Canada's Condominium Magazine

A few things home buyers should expect from a real estate agent

There’s no doubt about it; buying a home, especially the first time, can be stressful. Unless you have nerves of steel and confidence galore, it’s not something you want to do on your own. Hand-holding by a qualified professional who knows the ins and outs of making an offer and negotiating can make the process much more enjoyable and less stressful for both the rookie and the seasoned veteran. As a buyer, you should feel that your concerns are being listened to, responded to, treated seriously by your real estate agent. And you should never feel that you are being rushed or pushed into something you don’t feel comfortable with. The National Association of Realtors (NAR) endorses this advice concerning what buyers should expect from a realtor.

Dealing with multiple offers

Buyers should be made aware that in a market like Toronto there are likely to be multiple offers. This can be frustrating, and many a buyer has had to walk away from the home of her dreams because she was outbid. The real estate agent should prepare buyers for this possibility, and should also give strong guidance on making a realistic offer if this scenario arises. Low-balling is not the right strategy in a multiple-offer situation. Better not to bid at all than to waste time with offers that will go nowhere.
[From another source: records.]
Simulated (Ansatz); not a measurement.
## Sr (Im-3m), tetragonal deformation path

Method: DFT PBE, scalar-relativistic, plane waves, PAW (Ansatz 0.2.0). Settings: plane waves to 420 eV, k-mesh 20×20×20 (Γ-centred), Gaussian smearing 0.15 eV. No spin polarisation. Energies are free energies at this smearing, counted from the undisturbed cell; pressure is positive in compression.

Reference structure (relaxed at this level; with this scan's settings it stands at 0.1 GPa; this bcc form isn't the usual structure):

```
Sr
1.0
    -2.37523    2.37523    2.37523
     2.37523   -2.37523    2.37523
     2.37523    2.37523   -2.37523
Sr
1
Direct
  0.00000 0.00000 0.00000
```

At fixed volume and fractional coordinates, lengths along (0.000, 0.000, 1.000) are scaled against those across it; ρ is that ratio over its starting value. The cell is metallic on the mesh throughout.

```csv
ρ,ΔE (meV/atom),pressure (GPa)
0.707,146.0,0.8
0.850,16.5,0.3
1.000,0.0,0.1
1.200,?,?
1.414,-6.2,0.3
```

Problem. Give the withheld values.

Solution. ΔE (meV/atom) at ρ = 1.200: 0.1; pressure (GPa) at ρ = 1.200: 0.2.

Dealing with contingencies

We usually think of contingencies from the buyers’ side—the deal is made contingent on the buyer’s being able to arrange financing is one of the most common. But sellers can insert contingencies into the offer of purchase too, sometimes more than one. A common sellers’ contingency is putting off closing on the sale until they have found a new home for themselves. An experienced real estate agent should advise her client when to accept such contingencies and when to walk.

When the seller won’t budge on the price

If the gap between what the seller wants and the buyer is willing to pay is wide, there’s no solution but to keep on looking. If the gap isn’t too wide—$5,000, say, on a $500,000 home—and if the would-be buyer really loves the home, the realtor should reassure her client that a few thousand dollars won’t make that much difference to the monthly payment, especially on a $450,000 mortgage. It is sometimes okay to go over budget, if only by a small amount.

Being tech savvy

Realtors these days need to be able to use social media effectively to keep clients informed. Out-of-town buyers can be kept in the loop via Skype and FaceTime. Seeing a home that way isn’t quite the same as seeing it in reality, but it can give distant clients a leg up on a home they’re interested in without having to travel all the way to another city, with the possibility of being disappointed for their effort.

Dealing with the home inspection

We often hear of anxious home buyers who are willing to forego the all-important home inspection in order to ensure that they get the home they want. No one advises this. The realtor should advise the buyer on the best approach, which could be making a successful inspection a contingency of the offer. If the inspection turns up problems that need to be fixed before closing, and the buyer still wants to go ahead, the realtor should be able to renegotiate the price or have the seller take care of the problems. The important thing is for the buyer to understand that buying without an inspection could lead to nasty surprises.

Being human

While much can be done these days via social media and mobile devices, ultimately the home buyer probably wants to feel that the realtor he is dealing with is another human being. Buyers should expect to meet with their realtors as often as they think it necessary, and realtors should be sensitive to their clients’ stress and anxiety levels, even to the point of recommending a break from the search, if that is feasible.

For their part, realtors see it all, in terms of emotions, and dealing with other people’s rages and outbursts is all part of a day’s work. They must work with people who are ecstatically happy, crushed, frustrated, excited, irritable, anxious, angry—there is no end. And of course they work for commissions, so the need for sales is paramount. But buyers still have the right to expect their chosen realtors to give their all, and the good realtors know it.